Dear Editor Recently CBC Radio asked listeners to phone in and give the song which meant Christmas to them.

Dear Editor

Recently CBC Radio asked listeners to phone in and give the song which meant Christmas to them. My brain immediately thought Joy To The World, It Came Upon A Midnight Clear, or any part of the Christmas section of Handel’s Messiah and so on. Well, am I in a world of my own! Some callers said such songs as Silver Bells. Yes, a pretty melody – but if anyone knows all the words it could almost be a merchants’ jingle for the Christmas season. (Oh, pardon: The Holidays.) Most callers, however, went with such titles as Grandma Got Run Over By A Reindeer.

Grandma Got Run Over By A Reindeer. I expect the old dear (oh, sorry!) was on her way to the Christmas Eve service? More likely on her way home from the casino. Once upon a time, when the one-roomed schools and the small town schools had their Christmas concerts I bet that most of the students know about a dozen carols off by heart, every verse. Of course the concerts had funny skits, plays and recitations, but there would be sacred solos and verses and choruses and the grand finale of the Nativity story. Then the times changed. The rural schools were closed and the town school had minority groups tell them there should be no Christ in Christmas concerts and, as seems quite common in Canada, the minority groups won.

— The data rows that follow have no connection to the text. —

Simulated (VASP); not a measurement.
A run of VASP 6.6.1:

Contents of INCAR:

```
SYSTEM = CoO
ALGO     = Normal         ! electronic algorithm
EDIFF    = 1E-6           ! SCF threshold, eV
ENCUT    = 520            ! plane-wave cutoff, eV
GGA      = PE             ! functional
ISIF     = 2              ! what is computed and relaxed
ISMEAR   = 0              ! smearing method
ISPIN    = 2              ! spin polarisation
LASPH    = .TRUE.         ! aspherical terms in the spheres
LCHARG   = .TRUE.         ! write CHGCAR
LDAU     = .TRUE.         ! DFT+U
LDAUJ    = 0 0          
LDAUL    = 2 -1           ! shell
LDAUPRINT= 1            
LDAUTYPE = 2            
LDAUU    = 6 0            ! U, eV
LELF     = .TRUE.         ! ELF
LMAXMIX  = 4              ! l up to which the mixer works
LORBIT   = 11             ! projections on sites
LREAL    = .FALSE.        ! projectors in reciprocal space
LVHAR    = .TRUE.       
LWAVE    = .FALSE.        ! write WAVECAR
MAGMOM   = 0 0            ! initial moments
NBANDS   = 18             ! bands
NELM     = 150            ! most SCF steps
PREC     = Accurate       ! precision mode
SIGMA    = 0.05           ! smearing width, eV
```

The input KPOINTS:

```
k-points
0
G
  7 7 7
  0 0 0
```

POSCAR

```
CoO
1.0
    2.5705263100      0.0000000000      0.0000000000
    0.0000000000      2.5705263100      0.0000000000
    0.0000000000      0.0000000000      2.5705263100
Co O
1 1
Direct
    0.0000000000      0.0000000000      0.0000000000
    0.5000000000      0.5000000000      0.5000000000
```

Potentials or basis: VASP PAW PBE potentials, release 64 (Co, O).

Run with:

Then why are they still called Christmas concerts; why not just Winter concerts?

Why still call Christmas Christmas at all. A true Christmas card is hard to find, plenty of Happy Holidays with Santa Claus and snowmen. It can be called All You Can Eat Day. That brings me to something else. We hear at this time of the year to give so that less fortunate people can have a fine Christmas dinner. And we hear it said that no one should be alone at Christmas. Of course, the rest of the year they can starve to death on their own – and that’s just their tough luck.

People say they can’t go to church Christmas Eve, they have company coming over on Christmas Day, or they can’t go to church on Easter Sunday because they are having an Easter egg hunt. So there’s a thought. Easter could be called Boiled Egg Day. I’m just being realistic. Christians are hell-bent to destroy Christianity. Well, Christianity is just like anything else: there will always be someone out there who will take anything and use it for evil. I always use the example of Madame Curie discovering the atom. I doubt if the evil side of her, so to speak, stood up and said, “Hooray! Let’s make a bomb.”

No, she didn’t. But someone else did.

It must have been Madame Curie’s fault, or the fault of the atom. It could not possibly be the fault of those who made the bomb, so let’s blame her anyway, she discovered the atom.

I’d like to wish everyone a Happy Christmas but it isn’t politically correct, of course.

Happy Christmas, anyway. I could say that for a New Year’s Resolution we should all try to abolish political correctness.

Meanwhile, watch out for reindeer on your way to church Christmas Eve.